[SPARK-2054][SQL] Code Generation for Expression Evaluation #993

marmbrus · 2014-06-06T06:02:48Z

Adds a new method for evaluating expressions using code that is generated though Scala reflection. This functionality is configured by the SQLConf option spark.sql.codegen and is currently turned off by default.

Evaluation can be done in several specialized ways:

Projection - Given an input row, produce a new row from a set of expressions that define each column in terms of the input row. This can either produce a new Row object or perform the projection in-place on an existing Row (MutableProjection).
Ordering - Compares two rows based on a list of SortOrder expressions
Condition - Returns true or false given an input row.

For each of the above operations there is both a Generated and Interpreted version. When generation for a given expression type is undefined, the code generator falls back on calling the eval function of the expression class. Even without custom code, there is still a potential speed up, as loops are unrolled and code can still be inlined by JIT.

This PR also contains a new type of Aggregation operator, GeneratedAggregate, that performs aggregation by using generated Projection code. Currently the required expression rewriting only works for simple aggregations like SUM and COUNT. This functionality will be extended in a future PR.

This PR also performs several clean ups that simplified the implementation:

The notion of Binding all expressions in a tree automatically before query execution has been removed. Instead it is the responsibly of an operator to provide the input schema when creating one of the specialized evaluators defined above. In cases when the standard eval method is going to be called, binding can still be done manually using BindReferences. There are a few reasons for this change: First, there were many operators where it just didn't work before. For example, operators with more than one child, and operators like aggregation that do significant rewriting of the expression. Second, the semantics of equality with BoundReferences are broken. Specifically, we have had a few bugs where partitioning breaks because of the binding.
A copy of the current SQLContext is automatically propagated to all SparkPlan nodes by the query planner. Before this was done ad-hoc for the nodes that needed this. However, this required a lot of boilerplate as one had to always remember to make it @transient and also had to modify the otherCopyArgs.

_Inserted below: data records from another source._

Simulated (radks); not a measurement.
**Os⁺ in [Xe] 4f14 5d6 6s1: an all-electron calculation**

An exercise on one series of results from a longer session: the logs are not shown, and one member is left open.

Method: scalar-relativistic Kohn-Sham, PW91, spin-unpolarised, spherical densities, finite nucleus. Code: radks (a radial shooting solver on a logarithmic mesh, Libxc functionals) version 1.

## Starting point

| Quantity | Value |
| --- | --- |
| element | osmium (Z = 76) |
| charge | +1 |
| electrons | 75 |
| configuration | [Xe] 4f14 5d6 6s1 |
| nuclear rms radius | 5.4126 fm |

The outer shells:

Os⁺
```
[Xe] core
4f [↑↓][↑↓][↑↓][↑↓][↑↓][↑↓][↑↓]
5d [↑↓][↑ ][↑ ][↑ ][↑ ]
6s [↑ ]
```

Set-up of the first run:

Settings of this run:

AmplabJenkins · 2014-06-06T06:07:49Z

Merged build triggered.

rxin · 2014-06-06T06:23:42Z

One more to do is maven build ...

concretevitamin · 2014-06-06T06:38:27Z

Another TODO might be to beef up IN's code gen semantics (recall "NULL in NULL" and the alike cases).

rxin · 2014-06-06T07:56:26Z

sql/catalyst/src/main/scala/org/apache/spark/sql/catalyst/expressions/Projection.scala

  def currentValue: Row = mutableRow

+  def target(row: MutableRow): MutableProjection = {


maybe add some scaladoc to explain how this is used?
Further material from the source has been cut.